If you’re a Software-as-a-Service (SaaS) company still differentiating on price and features, your future could be in jeopardy. As the SaaS model has gained traction, thousands of companies have launched. And while about 80% of new businesses survive past their first year of operation, the availability of so many software products combined with low switching costs means you need a new way to engage and retain customers.
In the age of the customer and “Everything-as-a-Service,” delivering a personalized product experience is the new SaaS mandate – and key to your company’s enduring success. After all, The Motley Fool article highlighting the survival rates of new businesses continues with these sobering statistics: almost 50% of all businesses go under after five years, and only 33% make it beyond 10 years. Your business success hinges on your ability to evolve with the market.
The Glaring Gap in Most SaaS Business Models
While SaaS ushered in a new era in the software industry, it only addressed a small portion of the purchase and consumption experience. Namely, it changed the licensing and delivery model. But simply offering software through a subscription and making it accessible via a web browser is no longer game changing. In fact, it’s now par for the course. In some regards, it’s even a bit outdated in light of the growing preference for mobile apps. What was once considered breakthrough is now common, forcing SaaS companies to further innovate just to stay relevant. In essence, they must once again innovate their models in order to survive and thrive.

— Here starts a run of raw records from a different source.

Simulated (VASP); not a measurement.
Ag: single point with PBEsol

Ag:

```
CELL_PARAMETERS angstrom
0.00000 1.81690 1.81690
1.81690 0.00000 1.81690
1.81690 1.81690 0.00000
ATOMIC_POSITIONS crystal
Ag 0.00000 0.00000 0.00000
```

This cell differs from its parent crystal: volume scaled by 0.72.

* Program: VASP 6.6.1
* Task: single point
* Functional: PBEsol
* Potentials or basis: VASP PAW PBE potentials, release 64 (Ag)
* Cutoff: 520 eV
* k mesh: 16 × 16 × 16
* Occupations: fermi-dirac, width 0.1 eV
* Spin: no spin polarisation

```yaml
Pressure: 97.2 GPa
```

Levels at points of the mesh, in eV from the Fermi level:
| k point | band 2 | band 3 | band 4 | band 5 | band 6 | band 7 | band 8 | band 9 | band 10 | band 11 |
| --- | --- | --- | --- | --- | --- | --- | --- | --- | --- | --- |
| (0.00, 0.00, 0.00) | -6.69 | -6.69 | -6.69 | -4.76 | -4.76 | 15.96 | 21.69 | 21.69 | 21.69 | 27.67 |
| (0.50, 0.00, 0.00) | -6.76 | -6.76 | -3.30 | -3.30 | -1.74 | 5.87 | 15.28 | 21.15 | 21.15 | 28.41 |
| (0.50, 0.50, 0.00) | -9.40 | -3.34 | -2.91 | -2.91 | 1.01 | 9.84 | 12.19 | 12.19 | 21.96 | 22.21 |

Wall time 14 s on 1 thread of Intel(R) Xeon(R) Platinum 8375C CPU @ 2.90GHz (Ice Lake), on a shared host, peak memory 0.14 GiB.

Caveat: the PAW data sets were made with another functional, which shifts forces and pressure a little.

Enter the Third Wave of SaaS
The first wave of SaaS replaced on-premise software installations, introducing many advantages by moving to the cloud. The second wave brought major changes in workflow and processes. However, it’s the third wave – with its focus on customer experience and personalization – that now revolutionizes how SaaS companies go to market and dominate. Simply put, SaaS companies must fundamentally change how they think about and create customer experiences and engagement to satisfy and exceed customer expectations. The reality is that competitors can match their rivals’ prices and copy product features and marketing messages. But unique customer experiences aren’t easily duplicated.
Consumerization Strikes Again
This shift has been triggered largely by the impact of consumerization popularized by the likes of Amazon, Netflix and Uber. We live in an era when everyone has come to appreciate and expect the frictionless way they consume a variety of applications, services, and products. Business buyers are looking for a purchase experience on par or even better than the standout ones in their personal lives.
According to Accenture Strategy, seventy-one percent of B2B executives say customers increasingly want B2C-like experiences compared to a few years ago. This includes fast response times, consistent experiences across multiple channels, and availability 24/7. However, almost half (49 percent) admit they are failing to deliver the cutting edge and highly relevant experiences that customers crave.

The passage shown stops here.